Problem of the Week

Let x = x1x2...xn be a word. For some pair of positive integers 1 ≤ a ≤ b ≤ n, define a substring of x to be a word of the form xaxa+1...xb−1xb. Show that there are at most n distinct palindromic substrings of x.

On each turn, the man who does not speak gains information about their own number. Let A be the first person who speaks, and B be the second.

— B knows his number is not 1.

— A knows his number is not 1 or 2.

— B knows his number is not 2 or 3.

— A knows his number is not 3 or 4.

— B knows his number is not 4 or 5.

— A knows his number is not 5 or 6.

— B knows his number is not 6 or 7.

— Then I know my number!

When B says he knows his number, we know that A ≥ 7 and B ≥ 8. If A’s number is 7, B’s must be 8. If A’s number is 8, B’s must be 9. A’s number can not be greater than 8, because then there would still be two possible values for B’s number. Therefore, the answers are (7, 8) and (8, 9).

Two wise men are each wearing a hat labeled with a positive integer. They know the two numbers differ by 1 but do not know which is larger. They take turns speaking:

— I don’t know my number.

— I don’t know my number.

— I don’t know my number.

— I don’t know my number.

— I don’t know my number.

— I don’t know my number.

— I don’t know my number.

— Then I know my number!

What are the two numbers?

The answer is that on the 100th day, all 100 blue-eyed people will leave.

If you consider the case of just one blue-eyed person on the island, you can show that they obviously leave the first night, because they know they're the only one the green-eyed person could be talking about. They look around and see no one else, and know they should leave. So: [Theorem 1] If there is one blue-eyed person, they leave the first night.

If there are two blue-eyed people, they will each look at the other. They will each realize that "if I don't have blue eyes [Hypothesis 1], then that guy is the only blue-eyed person. And if they're the only person, by Theorem 1 they will leave tonight." They each wait and see, and when neither of them leave the first night, each realizes "My Hypothesis 1 was incorrect. I must have blue eyes." And each leaves the second night.

So: [Theorem 2]: If there are two blue-eyed people on the island, they will each leave the 2nd night.

If there are three blue-eyed people, each one will look at the other two and go through a process similar to the one above. Each considers the two possibilities -- "I have blue eyes" or "I don't have blue eyes." They will know that if they don't have blue eyes, there are only two blue-eyed people on the island -- the two they see. So he can wait two nights, and if no one leaves, they know they must have blue eyes -- Theorem 2 says that if they didn't, the other guys would have left. When they see that they didn't, they know their eyes are blue. All three of them are doing this same process, so they all figure it out on day 3 and leave.
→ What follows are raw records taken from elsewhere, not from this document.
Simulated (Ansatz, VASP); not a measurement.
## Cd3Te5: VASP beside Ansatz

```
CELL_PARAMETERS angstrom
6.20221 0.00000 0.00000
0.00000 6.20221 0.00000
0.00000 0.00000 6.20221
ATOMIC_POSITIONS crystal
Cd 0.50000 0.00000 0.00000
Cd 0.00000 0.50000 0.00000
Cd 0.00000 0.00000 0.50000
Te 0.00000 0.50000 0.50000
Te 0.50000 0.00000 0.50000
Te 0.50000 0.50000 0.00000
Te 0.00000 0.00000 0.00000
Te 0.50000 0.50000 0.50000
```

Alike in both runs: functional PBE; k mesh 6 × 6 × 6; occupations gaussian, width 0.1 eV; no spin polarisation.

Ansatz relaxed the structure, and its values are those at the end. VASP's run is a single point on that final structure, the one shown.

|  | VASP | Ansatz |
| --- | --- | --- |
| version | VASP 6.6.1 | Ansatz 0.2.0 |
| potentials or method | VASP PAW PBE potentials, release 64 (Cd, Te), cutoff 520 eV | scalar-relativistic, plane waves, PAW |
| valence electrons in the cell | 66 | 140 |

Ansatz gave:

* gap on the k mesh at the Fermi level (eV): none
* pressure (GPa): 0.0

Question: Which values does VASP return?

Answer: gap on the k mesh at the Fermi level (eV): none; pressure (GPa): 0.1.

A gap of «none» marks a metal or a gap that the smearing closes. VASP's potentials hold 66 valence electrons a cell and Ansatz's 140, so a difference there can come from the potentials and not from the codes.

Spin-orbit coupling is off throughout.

This induction can continue all the way up to Theorem 99, which each person on the island in the problem will of course know immediately. Then they'll each wait 99 days, see that the rest of the group hasn't gone anywhere, and on the 100th night, they all leave.

A group of people with assorted eye colors live on an island. They are all perfect logicians--if a conclusion can be logically deduced, they will do it instantly. No one knows the color of their own eyes. Every night, a ferry stops at the island. Any islanders who have figured out the color of their own eyes then leave the island, and the rest stay. Everyone can see everyone else at all times and keeps a count of the number of people they see with each eye color (excluding themselves), but they cannot otherwise communicate. On this island, there are 100 blue-eyed people, 100 brown-eyed people, and 1 green-eyed person. So any given blue-eyed person can see 100 people with brown eyes, 99 people with blue eyes, and 1 person with green eyes, but that does not tell them their own eye color. The only exception to the no communication rule is when the green-eyed person says right before the first night, "I can see someone who has blue eyes." Who leaves the island, and on which night?

Hint: The answer is not that nobody leaves.

The polynomial evaluated at some N can be thought of as an integer in base N. We can only fully discern the original coefficients of p(x) if N is greater than all the coefficients, so then there won't be any carry-overs. To do this, we can have N=p(1)+1. Thus, the only two questions he needs to ask are p(1) and p(p(1)+1). 

Alice's favorite polynomial is p(x), with nonnegative integer coefficients. Bob wants to find this polynomial by asking Alice the value of p(x) for some integer x he chooses. What is the minimal number of questions Bob needs to ask Alice in order to determine p(x)?

First, a small clarification: the prisoners can't communicate in any way. The only things they can do are look at each other's caps and say a color.

Denote white and black as 1 and 0. The first prisoner, our 'sacrifice', should say the sum of all the other prisoners' numbers modulo 2 (i.e. if everybody else is wearing white, they should say 9 x 1 = 9 ≡ 1 (mod 2)). Note that this operation is equivalent to the bitwise XOR operation on the nine "bits" of the prisoners. Now, each of the other nine prisoners immediately knows their number, as they can cross-reference the nine numbers they see with the number the first prisoner speaks to get their own number. Thus, with this optimal strategy, 9 prisoners are guaranteed to live.

Ten prisoners stand in a circle, wearing caps colored white or black. The color of a prisoner's hat is unknown to themself, but everybody else can see their hat. Going around the circle, each prisoner guesses their hat color. They are freed only if they guess correctly. What is the maximum number of prisoners that are freed, and what is the prisoners' strategy for this to happen? Assume that the prisoners can discuss a strategy beforehand.